Yes, if only the "bottom-half" could "manage credit" just like the true meritocrats at insolvent banks like Citibank, Wells Fargo, BofA, Goldman Sachs, and JP Morgan Chase! fsascott, where do you get these stories? I'm sorry, but I'm really laughing-out-loud at this.

fsascott said...

Did I say I approved of the banks you mentioned? In point of fact I noted above that "too big to fail" banks are the product of the Riegle-Neal Act of 1994, which I criticized strongly. In any event, Morgan and Wells are not and never were "insolvent." Citi and Bank of America are another story; Citi's Robert Rubin (Clinton-era Treasury Secretary) was particularly egregious. Goldman is not a commercial bank and cannot be lumped with the others, whatever else you may think of it. Learn something about the differences between these institutions before tarring them all with the same brush.

The matter of fact is that we never had a mortgage collapse like the one that took place in 2008, before the government mandated GSE lending to below-median and below-60%-of-median income customers, and before it began to coerce private lenders into granting similar credits through regulations like the CRA and HMDA. The agencies followed the mandates government gave them, obtained cooperation from operators like Angelo Mozilo, and sold their securities to banks for their investment portfolios. See Morgenson and Rosner.

There would never have been a financial collapse had
these perverse regulatory incentives not been in place.
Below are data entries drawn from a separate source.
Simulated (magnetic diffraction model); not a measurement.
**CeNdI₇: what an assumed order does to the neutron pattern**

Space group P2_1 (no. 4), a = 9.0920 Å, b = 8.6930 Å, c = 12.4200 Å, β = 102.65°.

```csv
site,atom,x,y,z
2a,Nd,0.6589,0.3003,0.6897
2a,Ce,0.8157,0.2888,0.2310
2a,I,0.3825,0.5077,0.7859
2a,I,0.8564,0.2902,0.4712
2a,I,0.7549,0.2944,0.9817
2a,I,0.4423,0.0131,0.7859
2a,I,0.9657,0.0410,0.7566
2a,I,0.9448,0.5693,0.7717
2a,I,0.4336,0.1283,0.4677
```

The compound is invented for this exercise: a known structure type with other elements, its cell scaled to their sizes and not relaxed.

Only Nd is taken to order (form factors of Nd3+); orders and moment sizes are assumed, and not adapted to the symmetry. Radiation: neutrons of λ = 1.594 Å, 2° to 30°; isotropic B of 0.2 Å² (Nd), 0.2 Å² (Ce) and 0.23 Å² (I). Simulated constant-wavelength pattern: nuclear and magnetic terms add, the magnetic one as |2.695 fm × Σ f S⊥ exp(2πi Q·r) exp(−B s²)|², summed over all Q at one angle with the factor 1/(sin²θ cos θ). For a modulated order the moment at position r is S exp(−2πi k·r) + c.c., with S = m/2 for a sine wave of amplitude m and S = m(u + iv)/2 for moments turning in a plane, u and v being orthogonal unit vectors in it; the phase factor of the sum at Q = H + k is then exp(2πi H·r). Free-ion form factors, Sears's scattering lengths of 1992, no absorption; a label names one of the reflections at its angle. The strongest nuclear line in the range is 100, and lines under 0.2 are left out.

What is the matter with regulating commercial banking for the safety and soundness of its operations, and not trying to involve it in social engineering that runs at cross purposes to these? The great liberal FDR instituted the FDIC to ensure the safety of small depositors' funds. How has it come to be the progressive orthodoxy that banks should be mandated to lend to the uncreditworthy - an activity neither safe or sound?

hoyhoy said...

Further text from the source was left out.